This article is part of the The Great American Reach Around series.

Tuomas "Rosoboronexport" Jalonen

Porvoo, Finland

"You know you've been Finlandized when you walk down the street and someone smiles at you, you immediately assume he's either drunk, insane or an American."

Welcome to Porvoo.

The common Finns see the regular stereotype of an American: obnoxious, proud of themselves and ignorant of the rest of the world. Those of us who have met Americans or been in the US tend to like you. In the media USA is usually portrayed quite negatively, especially on the current foreign and environmental issues.

Finland has been a vassal country most of its time, and a buffer between east and west. Until the 19th century, Finland was an autonomous part of Sweden, and after a short skirmish, continued the same ol' with Russia. Finland declared its independence in December 6th 1917 and fought against Russia in World War 2, being one of the few countries to sustain its system of government.

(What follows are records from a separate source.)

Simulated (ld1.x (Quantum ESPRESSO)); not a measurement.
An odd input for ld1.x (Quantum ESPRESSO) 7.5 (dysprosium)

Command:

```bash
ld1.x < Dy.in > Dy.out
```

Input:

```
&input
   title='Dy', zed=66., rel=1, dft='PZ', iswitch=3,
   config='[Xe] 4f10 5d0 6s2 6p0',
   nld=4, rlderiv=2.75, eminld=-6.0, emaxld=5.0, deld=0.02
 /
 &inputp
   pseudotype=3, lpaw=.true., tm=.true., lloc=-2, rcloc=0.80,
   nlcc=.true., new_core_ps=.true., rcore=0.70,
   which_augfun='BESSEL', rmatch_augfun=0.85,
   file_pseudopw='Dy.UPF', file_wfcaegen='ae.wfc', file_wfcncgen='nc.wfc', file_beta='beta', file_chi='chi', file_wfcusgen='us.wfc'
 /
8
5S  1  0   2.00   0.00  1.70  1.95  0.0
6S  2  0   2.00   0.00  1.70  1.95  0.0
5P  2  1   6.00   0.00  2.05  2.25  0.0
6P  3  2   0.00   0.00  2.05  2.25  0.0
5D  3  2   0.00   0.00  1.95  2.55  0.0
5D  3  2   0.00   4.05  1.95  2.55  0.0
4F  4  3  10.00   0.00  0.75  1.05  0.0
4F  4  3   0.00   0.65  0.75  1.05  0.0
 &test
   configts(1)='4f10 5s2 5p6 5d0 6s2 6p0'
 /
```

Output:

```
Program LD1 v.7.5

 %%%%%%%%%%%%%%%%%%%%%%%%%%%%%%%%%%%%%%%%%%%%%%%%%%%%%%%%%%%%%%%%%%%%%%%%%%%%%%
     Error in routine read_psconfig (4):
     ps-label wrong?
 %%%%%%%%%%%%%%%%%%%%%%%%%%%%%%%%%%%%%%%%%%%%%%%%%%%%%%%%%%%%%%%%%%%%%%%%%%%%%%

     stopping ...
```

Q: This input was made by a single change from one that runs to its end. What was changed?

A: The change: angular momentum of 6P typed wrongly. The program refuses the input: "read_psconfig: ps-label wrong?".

The average Finn has 2.4 children and house with a mortgage, and will most likely die of heart attack because of the risen fuel prices. We think that all the Swedish are gay, Russians and Estonians are thieves, prostitutes and criminals and Norwegians bathe in oil and money.

Everything is expensive in Finland, you have to pay for a car in terrible condition. Finland has been in the international news lately -- it arranged the yearly Eurovision Song Contest, which we won last year by sending some KISSish metal band Lordi. And our Idol contest winner this year worked as a heavy karaoke host.

If you arrive in Finland, and travel 50 km east from the capital, Helsinki, you arrive at Porvoo. A rather small city, around 50 000 inhabitants. It has a long history, as the Russians held the Diet declaring Finnish autonomy in 1809, and our national poet, J.L. Runeberg, was born here. You might have seen it too, as it played a small role in the 1997 remake of The Jackal.

We are amongst the only countries in Europe (and most likely in the world) to learn mandatory minority language -- in this case Swedish. Recently it's dropped from the mandatory A levels and its future in Finland is becoming less significant. Porvoo was mostly Swedish-speaking area until the Kilpilahti refinery area was built, and with it came a lot of Finnish-talking workforce. Now it's pretty much divided: the Swedish-speaking have their own schools, and mostly move in their own cliques. On the outside, Porvoo is all Finnish. Swedish is mostly heard when the youngsters talk "finlandssvensk" in which they mix Finnish and Swedish words fluently.

If you wish to visit this city, I recommend coming in summer for half a day. The old city shows its best sides, there are open-air bars all around the Porvoo River, and you can take a steam train or a boat back to Helsinki. It is also mandatory for every foreigner to visit a sauna, preferably one heated with firewood.